This is the bird box that is shown at beaks.live. It is on the side of a house in Cambourne, about 8 miles west of Cambridge, in the UK.

When I put a camera in this bird box last year, I was not optimistic. Expecting to capture nothing more than the inside of an empty box, there didn’t seem much point in spending any significant sum of money on a camera. I decided to see how well I could get it working for how little money.

Two cameras for £21.66 doesn’t scream quality, but they are able to manually focus down to a few cm. Being cheap and nasty also means they won’t have an infra-red filter on the lens, which means I can illuminate the box at night with a light the beaks can’t see.

I picked one and sawed off the mounting at the bottom, knocked up a 3d printed housing to fit it in the apex of the bird box roof, and fitted some cheap Ebay IR LEDs.

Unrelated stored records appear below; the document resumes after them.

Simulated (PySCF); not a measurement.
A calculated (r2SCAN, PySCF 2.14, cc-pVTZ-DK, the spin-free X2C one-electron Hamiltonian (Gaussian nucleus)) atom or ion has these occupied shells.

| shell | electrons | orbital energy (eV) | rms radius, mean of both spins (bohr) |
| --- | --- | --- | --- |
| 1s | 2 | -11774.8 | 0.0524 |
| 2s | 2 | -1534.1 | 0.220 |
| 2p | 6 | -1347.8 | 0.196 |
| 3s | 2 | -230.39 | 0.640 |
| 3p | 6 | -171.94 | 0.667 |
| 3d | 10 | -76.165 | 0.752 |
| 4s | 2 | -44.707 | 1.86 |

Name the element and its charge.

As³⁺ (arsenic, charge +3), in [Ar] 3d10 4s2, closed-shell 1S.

A mess of wires being put into the 3d printed camera mount.
Cheap and nasty does it every time

This is the camera and LED housing mounted in the bird box:

Looking up into the box with the mounting fitted.
Looking upwards into the roof of the box

On the outside is the 3d printed box which holds the interface to the cable that goes into the house and the drivers for the LEDs. I actually had a proper PCB made with a D/A for the microphone but I never wired it up because I’m lazy. That’s why there is no sound. Sorry.

The interface box with unused D/A.

The LED controls and USB for the camera share a length of CAT-5 cable into the house, where they plug into the Raspberry Pi, which has an ethernet connection to the router.

And that’s the hardware. Total cost probably around £75, including custom made PCBs, which were ridiculously cheap. I mean like stupidly cheap – around £5 for 5 PCBs, including delivery from China. Anything clever is done in software, including stuff to improve the performance of the (frankly substandard) parts I used. Next year I’ll replace it with decent kit, including a camera that isn’t shit.